The talented Cejay Graham was back after injury at Rosehill on Saturday and Dylan Gibbons, from Newcastle, is ready to be launched on the Sydney scene.
Alas, the riding instruction rule is a personal bugbear and negative to come out of Rosehill on Saturday. O’Mudgee was a late notification of being back in the field and Schiller’s judgement on Garibaldi in the Bowling Club was questioned.
O’Mudgee under Reece Jones guns down stablemate Canasta at Rosehill.Credit:Getty
Yes, O’Mudgee downed stablemate Canasta, up front and ridden bold by Josh Parr. Trainer Bjorn Baker will be
grilled over the late switch notification to the rear for O’Mudgee. Surely stewards didn’t expect him to be gut
busting with Canasta?
Schiller, so smooth on Kingsheir in the Petaluma and the most impressive winner on the program, was advised by
the stewards “he had made an error of judgement from the 650m by not placing his mount under more pressure” on Garibaldi.

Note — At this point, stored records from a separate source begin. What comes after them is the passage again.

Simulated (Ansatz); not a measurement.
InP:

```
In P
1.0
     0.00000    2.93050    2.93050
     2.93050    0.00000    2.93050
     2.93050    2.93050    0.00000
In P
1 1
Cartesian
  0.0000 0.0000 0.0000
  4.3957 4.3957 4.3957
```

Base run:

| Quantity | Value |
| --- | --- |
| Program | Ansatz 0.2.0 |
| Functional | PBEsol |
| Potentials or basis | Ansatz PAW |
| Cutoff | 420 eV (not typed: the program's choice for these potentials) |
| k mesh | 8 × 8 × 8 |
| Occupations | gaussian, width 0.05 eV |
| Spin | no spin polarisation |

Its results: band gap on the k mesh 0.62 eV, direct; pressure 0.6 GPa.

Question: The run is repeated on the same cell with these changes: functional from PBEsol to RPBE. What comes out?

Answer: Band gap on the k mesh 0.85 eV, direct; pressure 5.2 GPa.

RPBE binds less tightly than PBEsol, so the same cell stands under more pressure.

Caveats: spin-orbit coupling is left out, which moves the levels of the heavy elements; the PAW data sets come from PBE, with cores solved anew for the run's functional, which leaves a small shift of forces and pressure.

Three-kilo claiming apprentices are still learning their trade so this aged hack doesn’t need to be harsh on them. It’s the stipes’ duty to rectify. Obviously, Schiller didn’t get it right on Garibaldi, but it emphasises the merit of the Jones double.
Despite the acceptance of the change of riding instructions, to me it takes the initiative out of the saddle: the advantage of instinct when the field jumps and not being tied down to a tactic devised by a desk-top jockey.
Anyway, Reece Jones rekindled visions splendid out of what could have been a gloomy Saturday.